My southern site was a former industrial site, and perhaps a surprise to some readers, full of biodiversity. My job was to survey it for birds, but I don't doubt that it would be brilliant for invertebrates and have one or two unusual plants up its sleeve!
It was a cold grey morning when I was at my brownfield site, but this didn't dampen any of the birds. One of the first birds I had was a Raven flying across the site, and this was closely followed by a second bird being mobbed by what looked like three diminutive Carrion Crows; Ravens are big birds. A pair of Ravens, and I had hardly got out of my car!
Talking of Ravens please take a look at the Raptor Persecution UK blog here and read about Scottish (un) Natural Heritage's (SNH) shocking, misguided, un-scientific and just downright stupid licensing of a mass cull of Ravens in Perthshire just to see what happens! And if you feel so moved please email the Chair of SNH and sign the petition that you will find links to in the various blog postings.
A number of warblers were singing around the site including Whitethroat, Chiffchaff and Lesser Whitethroat. But it was the breeding waders that were most impressive; three pairs of Lapwings, two pairs of Oystercatchers and three pairs of Little Ringed Plovers. Yes, that's six LRPs and there could possibly have been eight! It will be interesting to see when I go back again in four weeks time whether all or some of the LRPs have settled down to breed, it might just be that some of them were just moving through.
Little Ringed Plover
My second visit at the end of the week was to the north Lakes and one of my plantation woodland surveys. Driving north I had quite a bit of rain until I emerged from the Lune gorge to beautiful clear blue skies. At my survey site it was cold at first with a heavy dew and I had four oktas cloud cover. Oh, and it was calm!

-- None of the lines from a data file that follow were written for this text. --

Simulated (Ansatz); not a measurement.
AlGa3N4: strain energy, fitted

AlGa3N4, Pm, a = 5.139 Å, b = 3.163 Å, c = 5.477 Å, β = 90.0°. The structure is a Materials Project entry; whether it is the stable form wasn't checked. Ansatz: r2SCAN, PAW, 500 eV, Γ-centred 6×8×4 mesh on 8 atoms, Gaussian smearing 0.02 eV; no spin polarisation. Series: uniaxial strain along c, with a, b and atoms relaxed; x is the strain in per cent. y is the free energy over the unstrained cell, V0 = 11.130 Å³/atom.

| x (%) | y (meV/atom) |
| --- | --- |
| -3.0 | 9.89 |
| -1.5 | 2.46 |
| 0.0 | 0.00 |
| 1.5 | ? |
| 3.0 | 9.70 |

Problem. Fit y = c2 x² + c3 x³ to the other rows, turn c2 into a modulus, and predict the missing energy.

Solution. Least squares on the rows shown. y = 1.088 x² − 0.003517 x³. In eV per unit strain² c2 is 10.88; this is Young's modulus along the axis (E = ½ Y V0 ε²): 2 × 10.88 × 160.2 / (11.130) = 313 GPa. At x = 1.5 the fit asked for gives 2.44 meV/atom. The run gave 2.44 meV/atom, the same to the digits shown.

The most abundant songster was the Willow Warbler and I had three in total. Other songsters included a Song Thrush, Robin and Blackcap. Somewhere in the stratosphere I could hear Lesser Redpolls and Siskins flying over, but I have no idea how many.
An addition to the site list was a Jay that flew in to the relatively young woodland, before heading off to some mature trees on the steading. Swallows are still thin on the ground and I only had 2 or 3 birds during the morning. My survey was finished off with a Red Squirrel crossing the lane and over a wall!